Jesse Jackson

Jackie Robinson Congressional Gold Medal Ceremony Address

delivered 2 March 2005, Washington, D.C.

Audio mp3 of Address

 

[AUTHENTICITY CERTIFIED: Text version below transcribed directly from audio with some editing for clarity]

Mr. President, Reverend Clergy, distinguished leaders of our nation, sister Rachel Robinson:

I want to thank you, Rachel Robinson, the wife of Jackie, and -- and your children, Sharon and David, for allowing me to again speak for the family as I was privileged to do for his transition ceremony upon his passing.

Jackie Robinson broke the color barrier, integrating and consolidating the white and black baseball leagues in 1947.

Jackie was a trailblazer who made new ways, not a pathfinder who traveled the easier and the convenient way.

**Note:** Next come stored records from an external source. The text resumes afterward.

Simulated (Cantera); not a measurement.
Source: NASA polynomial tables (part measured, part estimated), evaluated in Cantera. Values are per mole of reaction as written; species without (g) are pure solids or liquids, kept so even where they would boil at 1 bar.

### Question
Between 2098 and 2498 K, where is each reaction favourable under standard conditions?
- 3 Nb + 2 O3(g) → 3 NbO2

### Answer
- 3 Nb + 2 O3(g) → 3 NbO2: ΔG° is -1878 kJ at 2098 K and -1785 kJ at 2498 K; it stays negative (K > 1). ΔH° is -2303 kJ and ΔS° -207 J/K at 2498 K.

He chose the road less traveled. He chose dignity over dollars, freedom over finance. From the ball field his fearless integrity forever altered the political landscape of our nation.

Jackie's athletic feats unlocked doors once held tightly by the glue of race supremacy. He expanded our view from looking at athletes in the world through a keyhole to looking at the world through an open door.

Jackie's skill and Branch Rickey's will. There was never a talent deficit; always an opportunity deficit. [uncertain at 1:34] Those who erected the walls and the barriers, like Branch Rickey, must help to pull them down.

We need some Branch Rickeys to challenge the behavior that hurts the victim and victimizer.  Many have followed Jackie Robinson. Too few have followed Branch Rickey.

After Jackie broke the color line, at last the doors opened. Thus, on both sides growth was unlimited and truth was no longer crushed.

Jackie Robinson, a champion athletic competitor and an heroic freedom fighter. Champions win events between the lines. When champions win, as in the case of his Most Valuable Player in 19471, we see his feat expressed. When champion win, as in the case of catching a line drive off the bat of Eddie Waitkus in Philadelphia in 1950, preventing the winning run. And when he came to bat in the 13th2 inning to hit the game-winning home run -- champions.

When champions win -- stealing home against the Yankees in the world series giving Yogi Berra a permanent fit. When champions win they ride on the people's shoulders.

But champions are limited to the field of play. Heroes operate with their gifts beyond the lines.  Their feats are transformative to a culture, to a people. The people ride on the shoulders of their heroes.

It's David, a champion with a slingshot slaying Goliath, but David, the hero, as king, challenging the politics and protecting its people -- the man after God's own heart.

It's Joe Lewis defeating Max Schmeling when our nation -- when our national ego was at stake. Aryan race supremacy was running amok. His victory pierced the -- the veil of Hitler's propaganda machinery.

It was Sandy Koufax refusing to pitch the first game of the World Series because it fell on Yom Kippur. He put nothing above his chief joy, thanking God for delivering his people from slavery.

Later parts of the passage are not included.